Uncertainty-Guided Search Beats Beam Search

When a model solves a problem step by step, it sometimes makes a wrong choice at one of the steps. The question is: how do you catch and fix those mistakes?

How models normally handle multi-step problems

Imagine you're navigating a maze. At each junction, you pick a direction. If you always go with your first instinct, you'll sometimes hit dead ends. That's greedy decoding: the model picks its best guess at every step and never looks back.

The standard alternative is beam search. Instead of committing to one path, you keep several paths alive at once. At each junction, every active path branches into multiple options, and you keep the best-scoring ones. This explores more possibilities but costs more compute, since you're maintaining and evaluating multiple paths in parallel.

The problem with beam search is that it explores everywhere equally. It branches at easy junctions (where the model was probably right anyway) and hard junctions alike. Most of that branching is wasted compute.

The idea: only branch when unsure

What if the model could tell you which steps are hard and which are easy? At easy steps, just commit to the best guess (no branching, no extra cost). At hard steps, explore alternatives.

This is uncertainty-guided search. The model reports a confidence score at each step. High confidence means commit. Low confidence means branch.

Experiment 1: chained math operations

A small model predicts the result of applying operations (sine, square, inverse, etc.) one after another, up to 15 steps. The model isn't perfect. It makes mistakes. The question: does exploring alternatives help?

Here's what happened:

The gray line (greedy) is the best. The blue lines (beam search at different widths) get worse the wider the beam. Beam-8 is the worst performer at every chain length.

This was the surprise. Beam search made things worse, not better.

Why? At each step, beam search samples from the model's predicted range of values. Each sample is slightly different from the model's best guess. Those small differences are noise, and noise compounds across steps. After 15 steps of accumulated sampling noise, the beam search candidates have drifted further from the correct answer than greedy's single, clean prediction.

The red lines are uncertainty-guided search. It stays close to greedy (because it only branches on a few steps) but picks up a small advantage at uncertain steps where branching actually helps.

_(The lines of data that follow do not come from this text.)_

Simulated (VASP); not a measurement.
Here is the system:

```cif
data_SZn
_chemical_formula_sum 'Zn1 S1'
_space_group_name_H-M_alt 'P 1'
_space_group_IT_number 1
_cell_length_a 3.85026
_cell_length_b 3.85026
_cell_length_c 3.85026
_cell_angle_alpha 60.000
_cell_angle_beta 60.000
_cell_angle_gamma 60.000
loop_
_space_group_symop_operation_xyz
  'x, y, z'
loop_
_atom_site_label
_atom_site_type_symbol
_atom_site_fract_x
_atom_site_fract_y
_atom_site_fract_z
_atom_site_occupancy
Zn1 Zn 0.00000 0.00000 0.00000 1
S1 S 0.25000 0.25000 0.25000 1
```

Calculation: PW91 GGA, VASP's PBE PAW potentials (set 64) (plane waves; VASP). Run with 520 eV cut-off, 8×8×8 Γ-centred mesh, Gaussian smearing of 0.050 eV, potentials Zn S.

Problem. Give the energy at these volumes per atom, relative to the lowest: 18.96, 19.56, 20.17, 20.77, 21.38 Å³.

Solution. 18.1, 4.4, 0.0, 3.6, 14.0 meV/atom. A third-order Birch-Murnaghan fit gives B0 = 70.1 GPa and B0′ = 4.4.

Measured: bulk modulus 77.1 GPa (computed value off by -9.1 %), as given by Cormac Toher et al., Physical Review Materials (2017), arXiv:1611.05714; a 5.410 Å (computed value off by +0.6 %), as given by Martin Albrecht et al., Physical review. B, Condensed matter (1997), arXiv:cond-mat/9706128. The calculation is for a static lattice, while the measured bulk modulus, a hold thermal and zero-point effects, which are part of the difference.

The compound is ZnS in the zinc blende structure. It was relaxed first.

Here's the accuracy vs compute trade-off at different chain lengths:

The best strategy is in the top-left corner: high accuracy, low compute. Greedy (gray circle) is there. Uncertainty-guided (red diamond) is right next to it. Beam search (blue squares) drifts toward the bottom-right: more compute, worse accuracy.

The model knows which steps are hard. Here's what its uncertainty looks like across a 10-step chain:

Blue bars are confident steps (clip, shift). Red bars are uncertain steps (inverse, x^2). The uncertainty-guided approach only branches at the red steps. Beam search branches everywhere.

Experiment 2: a real language model solving math

The continuous chain experiment was illustrative but artificial. For the real test, I used Qwen 2.5 (a 500-million-parameter language model) on arithmetic word problems like "Tom had 47 apples, got 31 more, gave away 11. How many does he have?"

The model solves these by generating text step by step. Sometimes it makes a mistake in the middle ("47 + 31 = 68" instead of 78) and the final answer is wrong.

Two ways to measure uncertainty at each step:

Token entropy: how spread out the model's predictions are for the next word. If it's split between "78" and "68", entropy is high. If it's sure about "78", entropy is low.

Latent density: how familiar the model's internal state looks compared to what its internal state looks like during correct reasoning. This uses a statistical model (a Gaussian Mixture Model) fit on the hidden states from examples where the model got the right answer.

Results on 50 test problems:

Greedy got 80% right. Both branching methods got 98%. They recovered almost every problem the greedy approach got wrong. And they did it with fewer total computation steps (65 vs 70), because catching the error early means the model finds the correct answer faster instead of generating more wrong tokens.

The two uncertainty measures (entropy and density) performed identically here. Simple arithmetic problems aren't complex enough to produce situations where the model is confidently wrong. For harder problems where the model's internal state is unfamiliar but its output looks confident, the latent density approach should catch errors that entropy misses. That's the next experiment to run.

What this means in practice

If you're running a model that solves problems step by step, don't use beam search blindly. On continuous predictions, it makes things worse. On language models, uncertainty-guided branching gets you beam search accuracy at greedy cost.

The model already knows where it's struggling. You just have to listen to it.

Code is in the uncertainty-driven-memory repo.